Saving, investing, and educating yourself about finance can be lonely and boring if you go it alone. Unfortunately, too many people try to tackle money issues without support and end up giving up because they’re bored or because they aren’t getting any validation for their efforts. Sure, if you’re an introvert you may prefer to go it alone, but even then a little interaction with like-minded people can be fun and lead to new discoveries. If you want to share your journey with other people, you can start (or join) a money club.
Starting a club about money doesn’t have to be a big deal. You don’t need officers or rules. All you need is a group of willing people and someplace to meet. You can start by recruiting people you know. People from church, coworkers, neighbors, friends, members of other social groups, and family members all make prospective members. You can just casually mention that you’d like to start meeting to trade ideas and resources about investing, retirement, frugality, debt reduction, or whatever other topics interest you. Chances are that you’ll find more people than you think who are also looking for support and inspiration.
If you want to branch out and make a bigger club, you can post the details of your club at the local library, in the local newspaper, at the local community college, or on a site like Meetup.com. If you look around your area, you may also find an existing club that you’d like to join, saving you the hassle of creating one from scratch.
If you’re starting a club from scratch, you’ll need meeting space. You want this to be free of charge, if possible. Libraries often offer meeting space, and they may also help you spread the word about your group. You may also be able to use a classroom after school hours or a room in a church. Coffee shops and casual restaurants can work for smaller groups. They may be happy if you buy a drink, but most don’t require it. You can also use your house, or the houses of your group members, but if you’re recruiting people you don’t know through the library, newspaper, or websites, make sure you have your meetings in public places, at least at first. You don’t want total strangers coming to your home.
Once you’ve got some people and a space, you can let the conversation rip. If you want to stick to one topic that’s fine, although many great ideas are found when the conversation ranges over the course of the evening. You can share success stories and problems, discuss articles you saw online or in a magazine, talk about something you heard from an advisor, or swap recipes and frugal tips. You can also have an occasional book club month where everyone reads the same finance book and discusses it. Just be sure to listen as well as talk. No one likes a group member who monopolizes the conversation and makes it all about themselves and their problems.

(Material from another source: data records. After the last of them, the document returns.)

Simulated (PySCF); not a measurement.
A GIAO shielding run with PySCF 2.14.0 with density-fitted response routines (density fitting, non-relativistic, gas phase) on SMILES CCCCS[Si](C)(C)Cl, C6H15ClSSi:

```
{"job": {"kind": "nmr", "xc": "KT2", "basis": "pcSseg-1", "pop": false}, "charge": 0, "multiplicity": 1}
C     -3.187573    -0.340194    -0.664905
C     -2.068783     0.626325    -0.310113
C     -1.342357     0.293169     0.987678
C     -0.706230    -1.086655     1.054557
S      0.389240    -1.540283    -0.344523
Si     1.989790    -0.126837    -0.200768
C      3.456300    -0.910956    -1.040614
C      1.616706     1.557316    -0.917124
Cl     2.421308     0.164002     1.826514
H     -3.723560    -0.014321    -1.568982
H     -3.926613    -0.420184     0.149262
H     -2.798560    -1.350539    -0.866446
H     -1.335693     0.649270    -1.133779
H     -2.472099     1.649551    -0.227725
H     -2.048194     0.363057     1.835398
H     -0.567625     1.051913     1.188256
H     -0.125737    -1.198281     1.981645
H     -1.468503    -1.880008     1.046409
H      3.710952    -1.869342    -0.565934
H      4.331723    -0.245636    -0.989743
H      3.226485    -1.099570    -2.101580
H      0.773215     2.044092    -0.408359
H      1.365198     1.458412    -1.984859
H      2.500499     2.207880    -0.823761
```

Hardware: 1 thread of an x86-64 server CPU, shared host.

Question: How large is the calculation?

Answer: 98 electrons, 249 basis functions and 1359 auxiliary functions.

A money club doesn’t have to be serious or dull. If your venue allows for food, you can arrange potluck dinners or have members sign up to provide refreshments on a rotating basis. You can occasionally play games related to money, or watch a movie/documentary about money. You can celebrate birthdays and holidays, all while you discuss the financial topics you want to learn about. Occasionally, you can just shelve the money talk and do something fun like plan a group outing to the park or a free concert.
A club can give you support and friendship that might make those hard financial days seem a bit easier. And you get to capitalize on the knowledge of those who might know more than you or have great ideas that you never thought of. At the very least, it’s a chance to get out and make some new friends and have a little fun.